Dancing in the Shadow of Tyranny - Press Release

FOR RELEASE: May 2005

CONTACT: Christina
541-345-1778
cristina@neriahlothamer.com

War Activists Challenge Their Own Behavior

Several million people worldwide have marched to protest the Iraq war over the course of the past two years. The size of the protests is greater than any similar series of mass demonstrations since the Vietnam War. What are the factors motivating so many people in the United States and other countries to give up their precious free time, pile into buses, and assemble in public spaces to speak out against a war they consider unjust and unnecessary, rather than just grumbling about it in private?

In a new book to be published in May 2005, entitled Dancing In The Shadow Of Tyranny, An Activist’s Guide To Inner Disarmament (Elite Books, 170 pages, $14, quality paperback, ISBN 0-9720028-8-X, veteran activist Neriah Lothamer gives a sense of the outrage activists feel over the Iraq situation. Yet rather than being powerless bystanders to history, he shows how protesters can do many concrete things in their own lives to counteract the forces that produce violence and bloodshed in the world.
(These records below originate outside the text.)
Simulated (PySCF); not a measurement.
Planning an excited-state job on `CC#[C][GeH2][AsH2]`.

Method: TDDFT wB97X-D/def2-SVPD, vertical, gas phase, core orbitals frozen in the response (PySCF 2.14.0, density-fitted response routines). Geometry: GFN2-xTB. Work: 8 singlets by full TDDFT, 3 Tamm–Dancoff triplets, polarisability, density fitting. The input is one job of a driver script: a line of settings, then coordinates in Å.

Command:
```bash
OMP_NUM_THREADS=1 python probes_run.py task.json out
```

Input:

He points out that activists like himself often have internally violent thoughts and sometimes behave badly to others, and that confronting external tyranny is incomplete without confronting those same impulses in our daily mental landscape. “As I deal with my childish bully boss inside, and I see the childish leaders of the world addressing the issues of power, I can see many similarities,” he says. His journey has led him to confront his own tendencies toward alcoholism and domestic violence, and through such “internal activism,” he has been able to bring much greater power, focus and clarity to his external activism.